Here are some classic compliance situations that every manager should know how to handle:
1. A job candidate, Jane, comes to the interview wearing a crucifix; her resume details years of volunteer work with a local church. Can you ask her if she’s available to work on Sundays?
2. Another job candidate, Andre, speaks English with a distinct accent. Can you ask him if he’s a U.S. citizen?
3. You hire Andre, whose primary language is not English. Can you require him to speak English at work?
4. You hire Jane. But her religious beliefs lead to complaints from other employees that she’s preaching to them at work. Can you ask her to stop?
1. You can ask Jane if she’s available to work whatever schedule the job requires—and you need to ask every other candidate this as well. Not just Jane. You cannot ask her specifically about Sundays just because she’s a devout Christian.
2. No you cannot. You can, and in fact must, ask Andre (and every worker) if he can legally work in the United States, but that’s different from being a citizen.

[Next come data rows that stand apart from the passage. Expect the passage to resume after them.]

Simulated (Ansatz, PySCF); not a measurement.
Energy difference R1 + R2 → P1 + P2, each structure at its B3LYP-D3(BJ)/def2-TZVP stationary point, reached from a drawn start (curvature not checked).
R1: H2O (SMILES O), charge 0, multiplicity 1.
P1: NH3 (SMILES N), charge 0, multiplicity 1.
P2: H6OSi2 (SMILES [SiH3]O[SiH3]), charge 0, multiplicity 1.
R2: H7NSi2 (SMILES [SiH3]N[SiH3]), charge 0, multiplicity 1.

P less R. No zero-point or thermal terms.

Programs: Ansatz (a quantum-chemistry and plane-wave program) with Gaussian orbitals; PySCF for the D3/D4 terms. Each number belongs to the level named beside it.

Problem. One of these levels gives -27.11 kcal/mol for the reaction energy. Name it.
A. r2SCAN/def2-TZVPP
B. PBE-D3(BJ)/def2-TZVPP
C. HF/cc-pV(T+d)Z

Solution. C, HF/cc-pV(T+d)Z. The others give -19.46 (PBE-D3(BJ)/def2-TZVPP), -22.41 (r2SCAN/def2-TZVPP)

3. You can require Andre to speak English in certain situations where clear communication is critical (such as where safety is concerned). With rare exceptions, a blanket English-only policy that’s not justified by business necessity will likely be deemed illegal.
4. Sure, if Jane’s being disruptive and interfering with work. And if the other workers have asked Jane to stop and she’s refused, then you should intervene, because Jane’s behavior could constitute harassment. But if the other workers are offended not by Jane’s behavior, but by her beliefs, then you need to ask them to be more tolerant, since Jane has a right to express those beliefs in the workplace.